NMR studies confirmed that the aromaticity of central spacers not affect electronic communication. The β-H chemical shifts of 1-6 are 6.383 ppm, 6.152 ppm, 6.806 ppm, 7.272 ppm, 6.941 ppm and 7.523 ppm (Figure S5-S10), respectively. Hence, the aromaticity order of centre heterocycle is 6 > 4 > 5 > 3 > 1 > 2. In theory, the central spacer bridge has stronger aromatic properties, and there is more strongly intermetallic electron transfer interaction^35,36. The order of ∆E value should be 6 > 4 > 5 > 3 > 1 > 2 according to aromaticity. However, this result is also not consistent with experiment. Furthermore, the NMR studies cannot be used in confirming the aromaticity of 7, 8 and 9, because there have no C-H bonds in central heterocycle. Consequently, the central spacers’ aromaticity confirmed by using the Nucleus Independent Chemical Shifts (NICS)^37,38. The NICS are -14.7369, -14.0069, -14.0642, -12.6821, -12.1474, -11.5493, -19.8319, -19.6180 and -20.4250 corresponding to pyrrole, imidazole, triazole, furan, oxazole, oxadiazole, thiophene, thiazole and thiadiazole, respectively. Hence, the aromaticity order is thiadiazole > thiophene > thiazole > pyrrole > triazole > imidazole > furan > oxazole > oxadiazole, and the ∆E order should be 9 > 3 > 6 > 1 > 7 > 4 > 2 > 5 > 8 deduce by NICS. However, it is not consistent with the ∆E variation trend 7 (none ∆E) < 9 (86 mV) < 8 (88 mV) < 6 (124 mV) < 5 (130 mV) < 3 (139 mV) < 2 (161 mV) < 4 (210 mV) < 1 (315 mV) in this work (Table 1). The NMR and NICS studies confirm that the aromaticity of the central spacers not affect the electronic communication.

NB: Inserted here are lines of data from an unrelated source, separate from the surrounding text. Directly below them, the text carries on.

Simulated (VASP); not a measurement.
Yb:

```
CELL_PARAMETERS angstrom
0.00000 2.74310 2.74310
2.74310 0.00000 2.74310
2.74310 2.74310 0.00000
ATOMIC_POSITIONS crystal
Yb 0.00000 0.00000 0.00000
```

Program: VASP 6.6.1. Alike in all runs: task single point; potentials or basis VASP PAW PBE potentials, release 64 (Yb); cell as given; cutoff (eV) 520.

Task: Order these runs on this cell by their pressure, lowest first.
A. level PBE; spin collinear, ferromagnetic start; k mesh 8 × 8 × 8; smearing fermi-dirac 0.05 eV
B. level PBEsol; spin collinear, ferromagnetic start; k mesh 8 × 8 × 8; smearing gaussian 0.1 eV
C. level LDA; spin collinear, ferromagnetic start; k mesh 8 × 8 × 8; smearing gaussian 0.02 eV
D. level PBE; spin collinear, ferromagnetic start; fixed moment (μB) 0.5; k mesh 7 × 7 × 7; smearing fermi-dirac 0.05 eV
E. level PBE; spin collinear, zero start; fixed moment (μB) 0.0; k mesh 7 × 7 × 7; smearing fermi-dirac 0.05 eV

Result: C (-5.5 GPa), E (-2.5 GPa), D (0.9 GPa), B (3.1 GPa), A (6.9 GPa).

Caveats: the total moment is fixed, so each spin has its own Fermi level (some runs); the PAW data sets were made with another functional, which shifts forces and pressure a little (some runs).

The Natural Bond Orbital charge (NBO charge) population of heteroatom studies confirmed that electronic communication was highly affected by shorter heteroatom-linked bridge (Table 2). The NBO charges of N bridge in 1, 4 and 7 are -0.36285e, -0.54737e and -0.56883e; the NBO charges of O bridge in 2, 5 and 8 are -0.45454e, -0.46470e and -0.47372e; the NBO charges of S bridge in 3, 6 and 9 are 0.43772e, 0.40189e and 0.36804e, respectively. According to Allen electronegativity theory³⁹, the electronegativity values of C, N, O and S are 2.50, 3.07, 3.50 and 2.44 respectively. Therefore, the NBO charges of N and O atom are negative value; the NBO charge of S atom is positive value. Therefore, the embedded N atoms located in the 3,4-position of central spacer have stronger electron withdrawing effects to debase density of heterocyclic.

The shorter heteroatom-linked bridge NBO charge negative mobile made the electronic communication abated when molecules structure established by deliberately designed (Figure 5). The other atoms NBO charges in central spacer have no obvious relationship with electronic communication (Table S4). Hence, the electronic communication capacity was highly depend on shorter heteroatom-linked bridge NBO charge, this conclusion was consistent with our previous work³¹, and the shorter heteroatom-linked bridge NBO charges was influenced by the molecules structure of central heterocyclic. This work revealed that the electrochemical interaction receded with increase the heteroatom number in central heterocycle spacer, and the electronic interaction could be artificial regulated by modified molecular structure of central heterocycle spacer.

In conclusion, nine 2,5-diferrocenyl five-membered derivatives have been discussed deeply as the systematic electrochemical model. The results revealed electronic interaction had non-significant relationship with the distance of bimetal, π-conjugation effect and aromaticity of the central heterocyclic. The N atoms located in the 3,4-position of center heterocyclic could severe regulate the electronic transfer between two ferrocenyl units, and the intramolecular electronic interaction receded with the increase of heteroatom in centre heterocycle spacer.

Materials

All operations were carried out in an atmosphere of purified argon. All solvents were dried and distilled according to standard procedures. The reactions were monitored by thin-layer chromatography (TLC). 2-bromoacetyl-ferrocene⁴⁰, 1,2-bis(ferrocenecarbonyl)hydrazine^41,42, ferrocenecarbonyl-hydrazine⁴³, N-(Ferrocenecarbonylmethyl)ferrocenecarboxamide⁴⁴, ferroceneamidine^45,46 and cyanoferrocene⁴⁷ were prepared according to literature methods, and the solvents were commercially available. The 1-3 synthetic method have been report in our previous work³¹. The 4-9 were synthesized through cyclization reaction and the schematic preparation procedure of compounds (Figure 6) and characterization data are summarized in synthetic methods.

Characterization methods.

Cyclic voltammetry was performed on a platinum disk electrode in a dichloromethane solution of 1-9 with tetra-n-butylammonium hexafluorophosphate [NBu₄] [PF₆] (0.1 M) as the supporting electrolyte, at a scan rate of 100 mV s^-1. The reference electrode was an Ag/Ag⁺ electrode and the auxiliary electrode was a coiled platinum wire. Oxygen was purged from the one-compartment cell before each electrochemical run. The geometry optimizations and DFT calculations of 1-9 were undertaken using the B3LYP functional and 6-31G* basis set combination.

Synthetic methods.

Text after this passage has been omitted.